My Octopus Teacher and the 2020 Election Results

Ferfninja
2 min readNov 10, 2020

As I consider my 70 million cousins who voted to extend the administration of President Trump, I’m struggling to feel our commonalities, our shared humanity, despite our different hopes for our country.

Then I remember the octopus in the Netflix smash-hit documentary, My Octopus Teacher: how strange and beautiful she is, and all the capacities she has to survive.

I’ve made adaptations of my own, to thrive where I live, with those I live among.

For example, I have a second stomach. With it, I can take in things that are difficult to stomach, sit with them, be with them, even eventually digest them, not reject them. It is the stomach I call upon to read US history, such as An Indigenous People’s History of the United States; it’s the stomach I call upon to hear my friend’s stories, like the one about the school counselor who could not fathom a Black student becoming a lawyer; or, when uncovering family history, I learn my Jewish progenitors owned enslaved people in New Orleans, or on the Mayflower-side, benefitted from murder and betrayal of the landholding people already here. My stomach drops with the telling of Kalief Browder’s story, a boy caught and killed by a dysfunctional “justice” system. These are truths of my family and country, and I’m metabolizing them in love for my country and myself. I want to see and know.

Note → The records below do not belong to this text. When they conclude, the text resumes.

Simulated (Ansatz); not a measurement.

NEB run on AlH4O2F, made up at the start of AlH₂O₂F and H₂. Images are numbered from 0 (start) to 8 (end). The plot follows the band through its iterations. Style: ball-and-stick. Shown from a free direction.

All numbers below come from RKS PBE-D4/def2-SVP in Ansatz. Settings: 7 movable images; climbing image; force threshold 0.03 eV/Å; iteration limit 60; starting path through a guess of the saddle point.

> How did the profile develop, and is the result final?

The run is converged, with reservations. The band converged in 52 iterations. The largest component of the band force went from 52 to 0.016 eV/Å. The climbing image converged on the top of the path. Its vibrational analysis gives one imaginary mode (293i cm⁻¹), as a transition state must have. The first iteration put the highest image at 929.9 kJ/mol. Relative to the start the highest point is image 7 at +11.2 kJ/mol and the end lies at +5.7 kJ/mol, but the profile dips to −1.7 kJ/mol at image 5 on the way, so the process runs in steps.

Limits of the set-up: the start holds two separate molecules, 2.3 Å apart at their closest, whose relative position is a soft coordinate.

I’m not sure my Republican cousins have a second stomach hungry for these truths.

My heart does something strange, too, when I read Jessmyn Ward or listen to Nikole Hannah Jones talk about her father and her uncle; when Kiese Laymon treasures what is unloved by my country and confronts me about it; when Carol Anderson fields talk show calls with might and calm clarity. When it is a Black friend who insists that loving my neighbor demands I love those who vote differently — even those who may call the police if she walks too slowly past their front garden, but not if I do the same — I feel that my heart is burnished, bright, coppery, old and exquisite, and that I can know the best of what humans can be, in the weary insistent light of this grace.

My Republican cousins have also been among this grace, I’m not sure if they know.

I’m of the crashing waves now, fluid like an octopus welcoming the knowing of all of its limbs — really welcoming that knowing, however uncomfortable. I’m not sure my Republican cousins are following a common evolutionary tree. Or perhaps they are also the octopus but in her protective guise, covered in seashells and camouflage. I’m looking forward to hearing of their loves, their lights, without rancor, without rejection, without rejection of me and my loves and my evolution. May we truly see one another.